Photo: Charlie Schuck

CK: Because we weren’t able to build anything, the kitchen and the gas lines and things all needed to stay the same. We opened the kitchen up completely, and elevated it with the shelving above and carbonate panels that are like a greenhouse material. We intentionally designed the lighting in that structure so it glows. At night, that’s where your eyes go when you first walk into the restaurant. That’s what elevates the cooking experience.

LC: We spent a lot more time on-site than I think was typical, because we knew that if things were installed poorly or were lower quality, then the execution and the finishing had to be really good. It was a lot more hands-on work than was maybe typical.

Project Details

Name: Bolero

Design Team: Le Whit (architecture and design), Metamechanics (architect of record)

Size: 1,000 square feet

Location: Williamsburg, Brooklyn

Timeline: Six months

Biggest Challenge: “The budget was a challenge. We ended up being pretty scrappy,” says Curtiss.

Favorite item in the design: “The wood from the tables came from a neighbor of Matt’s dad on the farm in Pennsylvania,” says Kingston. “It was really fun making the lighting fixtures from mosquito nets. I’m really impressed with that whole metal structure.”

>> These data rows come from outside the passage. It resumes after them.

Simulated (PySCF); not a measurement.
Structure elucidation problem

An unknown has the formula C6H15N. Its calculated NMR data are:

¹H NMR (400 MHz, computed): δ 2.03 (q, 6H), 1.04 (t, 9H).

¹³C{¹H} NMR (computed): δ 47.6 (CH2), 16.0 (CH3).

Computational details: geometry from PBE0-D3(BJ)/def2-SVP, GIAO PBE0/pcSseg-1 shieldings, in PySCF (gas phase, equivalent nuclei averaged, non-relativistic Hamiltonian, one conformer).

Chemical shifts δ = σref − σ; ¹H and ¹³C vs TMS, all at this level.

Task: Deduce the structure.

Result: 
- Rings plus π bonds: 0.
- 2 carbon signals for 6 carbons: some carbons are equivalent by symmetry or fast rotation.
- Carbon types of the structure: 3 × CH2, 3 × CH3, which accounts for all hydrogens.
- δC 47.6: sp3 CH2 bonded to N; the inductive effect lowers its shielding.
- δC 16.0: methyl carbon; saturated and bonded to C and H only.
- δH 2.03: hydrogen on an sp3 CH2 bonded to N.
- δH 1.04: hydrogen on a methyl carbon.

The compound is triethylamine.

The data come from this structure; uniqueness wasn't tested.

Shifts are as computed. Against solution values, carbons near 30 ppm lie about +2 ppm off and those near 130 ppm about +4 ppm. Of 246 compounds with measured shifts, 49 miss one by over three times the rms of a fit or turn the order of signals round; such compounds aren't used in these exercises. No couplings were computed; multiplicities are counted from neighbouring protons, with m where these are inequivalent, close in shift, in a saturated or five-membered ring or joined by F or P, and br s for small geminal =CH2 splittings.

Biggest ticket item: “The fan at the front of the restaurant that’s made to kind of evoke Vietnam,” says Curtiss.

An idea you almost went with: “Rather than the floating shelving unit, it was going to be larger wooden beams. We decided to go with metal because it was more cost-effective,” says Kingston.

Most interesting thing you had on the project mood board: “Radial textile patterns like the baskets in Vietnam,” says Kingston.